BTW, we already have and return non-IANA codesets historically (inspired
by X11). I.e. we have ISO8859-* instead of preferred names ISO-8859-*,
moreover, ISO8859-* even not the aliases (!) and IANA knows nothing
about them. Linux have IANA preferred names here, i.e. ISO-8859-*.

So the question is: should we rename ISO8859-* to ISO-8859-* to be IANA
and Linux compatible?

We can strip first (or all) "_" and "-" from the environment names (as
Linux does), to not violate POLA.

Post by Ed Schouten

Post by Baptiste Daroussin
That means we need to teach all upstream about US-ASCII all the time.

No, I see such checks many times in other programs too, tcl is just one
which can be found quickly. The proper procedure to examine situation
will be to unpack _all_ ports and search through the code, but my
machine can't handle it.

--
http://ache.vniz.net/

Baptiste Daroussin

2015-11-16 21:06:59 UTC

Permalink

Post by Andrey Chernov

Yes, I overlook it somehow. ASCII is not in the IANA, while both
ANSI_X3.4-1968 and US-ASCII are.
So, I reconsider the proposal. We can return ANSI_X3.4-1968 for POSIX/C
(for Linux compatibility reasons) and left pure US-ASCII as it was
(since it is used rarely).

To tell the truth, the locale change I made were painful enough (mostly my
fault)and I (for now) won't do anywork further beside fixing the fallouts if any
are left. But I do support this proposal!

Post by Andrey Chernov

BTW, we already have and return non-IANA codesets historically (inspired
by X11). I.e. we have ISO8859-* instead of preferred names ISO-8859-*,
moreover, ISO8859-* even not the aliases (!) and IANA knows nothing
about them. Linux have IANA preferred names here, i.e. ISO-8859-*.
So the question is: should we rename ISO8859-* to ISO-8859-* to be IANA
and Linux compatible?
We can strip first (or all) "_" and "-" from the environment names (as
Linux does), to not violate POLA.

I would like to see that as well, lots of new comers I have seen setup the
locales the IANA way and are unhappy because that does not work. The first plan
in the collation branch was to introduce the IANA syntax via an alias but in the
end I removed it, because there was already to many changes.

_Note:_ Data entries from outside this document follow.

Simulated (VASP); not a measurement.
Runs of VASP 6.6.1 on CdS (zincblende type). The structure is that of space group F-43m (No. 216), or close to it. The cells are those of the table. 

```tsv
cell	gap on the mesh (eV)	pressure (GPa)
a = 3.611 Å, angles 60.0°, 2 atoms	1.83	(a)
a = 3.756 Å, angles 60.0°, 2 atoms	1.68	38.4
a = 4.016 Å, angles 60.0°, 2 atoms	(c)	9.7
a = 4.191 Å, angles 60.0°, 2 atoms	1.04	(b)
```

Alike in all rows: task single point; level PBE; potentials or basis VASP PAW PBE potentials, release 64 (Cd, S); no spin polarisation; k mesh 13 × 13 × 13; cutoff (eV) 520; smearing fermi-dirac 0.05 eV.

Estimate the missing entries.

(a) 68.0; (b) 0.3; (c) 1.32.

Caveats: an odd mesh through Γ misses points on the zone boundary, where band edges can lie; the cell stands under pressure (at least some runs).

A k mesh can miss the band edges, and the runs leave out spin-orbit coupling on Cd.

If one want to go further on the locale changes like the above proposal please
proceed.

Best regards,
Bapt

Andrey Chernov

2015-11-16 21:51:37 UTC

Permalink

Post by Baptiste Daroussin
locales the IANA way and are unhappy because that does not work. The first plan
in the collation branch was to introduce the IANA syntax via an alias but in the
end I removed it, because there was already to many changes.

For ISO case we don't need aliases and can keep our internal names
hierarchy honoring POLA. All we need is:
1) Convert "ISO-" and "ISO_" to "ISO" for setlocale(3) input.
2) Convert from "ISO" to "ISO-" for setlocale(3), nl_langinfo(3) and
locale(1) output.

--
http://ache.vniz.net/

John Marino (FreeBSD)

2015-11-17 08:22:57 UTC

Permalink

Post by Andrey Chernov

For ISO case we don't need aliases and can keep our internal names
1) Convert "ISO-" and "ISO_" to "ISO" for setlocale(3) input.
2) Convert from "ISO" to "ISO-" for setlocale(3), nl_langinfo(3) and
locale(1) output.

A huge patch just went into GCC libstdc++ testsuite to change all the
locale names to "ISO8859-" because it works for both Linux and *BSD.

This is a change for changes sake.

Locale -m lists the encodings.
Locale -a lists the available locales

This is true on Linux as well.
Nobody is getting POLA'D here.

Moveover, there is significant work to implement this. We brought up
the possibility of hyphen- and case- sensitivity on DragonFly and the
idea was shot down. The reasons were solid enough.

There is no standard for encoding, period. Using one source is as valid
another another. I say leave it alone.

John

Garrett Cooper

2015-11-17 16:46:26 UTC

Permalink

Post by John Marino (FreeBSD)

Post by Andrey Chernov

A huge patch just went into GCC libstdc++ testsuite to change all the
locale names to "ISO8859-" because it works for both Linux and *BSD.
This is a change for changes sake.
Locale -m lists the encodings.
Locale -a lists the available locales
This is true on Linux as well.
Nobody is getting POLA'D here.
Moveover, there is significant work to implement this. We brought up
the possibility of hyphen- and case- sensitivity on DragonFly and the
idea was shot down. The reasons were solid enough.
There is no standard for encoding, period. Using one source is as valid
another another. I say leave it alone.

Windows is probably the closest thing to a standard here. What does it use -- dashes or underscores?
Thanks,
-NGie